September 15th, 2008 Fr. John, Interim Rector No comments

We’ve seen the political ads and heard the Babbling Heads on TV.  We’ve read the newspaper OpEd pages.  Perhaps we’ve even listened as political talk radio stars hyperventilate in public.  During a presidential campaign, information comes rolling down on us like the storm surge from a Cat 5 hurricane.

We have lots of information.  But are we really informed?  Apart from stump speech slogans, do we really know what Senator McCain and Senator Obama propose to do if elected.  (What they will actually do, of course, is an entirely different matter!)  And do we have any way to compare and contrast — that wonderful phrase from college tests! — the positions of the two candidates?

I think voting is both a civic and moral duty.  And church people ought to inform themselves about the candidates and issues, because so often the issues in play impact our responsibilities as disciples of Jesus Christ.  But becoming informed is really difficult!

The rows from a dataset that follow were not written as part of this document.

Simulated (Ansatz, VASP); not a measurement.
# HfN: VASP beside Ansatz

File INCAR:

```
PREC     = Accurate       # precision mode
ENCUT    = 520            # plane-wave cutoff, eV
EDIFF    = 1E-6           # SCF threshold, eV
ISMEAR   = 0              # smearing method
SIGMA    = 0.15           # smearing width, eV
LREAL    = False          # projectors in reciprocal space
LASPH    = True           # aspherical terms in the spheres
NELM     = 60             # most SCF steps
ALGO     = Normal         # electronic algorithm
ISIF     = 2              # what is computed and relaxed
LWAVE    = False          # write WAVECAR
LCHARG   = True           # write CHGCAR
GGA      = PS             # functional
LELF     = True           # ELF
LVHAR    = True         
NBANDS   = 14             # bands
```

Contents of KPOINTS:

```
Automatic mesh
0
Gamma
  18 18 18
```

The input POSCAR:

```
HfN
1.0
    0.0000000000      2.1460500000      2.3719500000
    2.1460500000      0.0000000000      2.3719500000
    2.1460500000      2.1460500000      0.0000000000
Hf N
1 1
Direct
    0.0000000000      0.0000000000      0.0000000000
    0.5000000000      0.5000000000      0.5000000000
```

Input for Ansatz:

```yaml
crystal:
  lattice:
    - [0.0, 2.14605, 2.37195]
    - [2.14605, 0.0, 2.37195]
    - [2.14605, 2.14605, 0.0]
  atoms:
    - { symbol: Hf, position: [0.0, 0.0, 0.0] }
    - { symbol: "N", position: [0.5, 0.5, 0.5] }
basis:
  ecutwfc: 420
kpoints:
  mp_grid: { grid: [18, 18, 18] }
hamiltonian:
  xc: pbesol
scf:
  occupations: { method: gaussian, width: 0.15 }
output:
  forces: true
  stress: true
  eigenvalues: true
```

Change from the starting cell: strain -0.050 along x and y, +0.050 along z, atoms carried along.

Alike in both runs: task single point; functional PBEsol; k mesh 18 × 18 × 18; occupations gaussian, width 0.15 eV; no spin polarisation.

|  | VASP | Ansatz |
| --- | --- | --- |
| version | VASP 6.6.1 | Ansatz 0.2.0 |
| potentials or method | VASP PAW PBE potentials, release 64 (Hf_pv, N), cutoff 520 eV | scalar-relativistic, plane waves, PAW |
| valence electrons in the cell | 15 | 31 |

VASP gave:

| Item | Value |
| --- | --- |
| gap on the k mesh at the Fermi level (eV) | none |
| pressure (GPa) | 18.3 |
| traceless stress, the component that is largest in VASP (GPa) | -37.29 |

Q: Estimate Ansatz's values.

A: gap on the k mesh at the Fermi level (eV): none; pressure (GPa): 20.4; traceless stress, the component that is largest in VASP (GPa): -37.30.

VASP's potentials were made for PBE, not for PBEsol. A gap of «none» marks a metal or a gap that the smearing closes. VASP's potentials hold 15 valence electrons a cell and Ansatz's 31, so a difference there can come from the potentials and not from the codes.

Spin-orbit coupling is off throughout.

Yesterday John Gork and I met to talk over this problem, and John came up with an idea.  Could we not snoop around the Web, looking in particular for information that compares and contrasts the candidates on the various issues?  Could we not then post the URLs (links) for these sites on the Blog so that you, if you are interested, could read the information yourself?  I think it’s a brilliant idea, a good use for the Blog, and a way to help St. John’s folk and others explore the issues.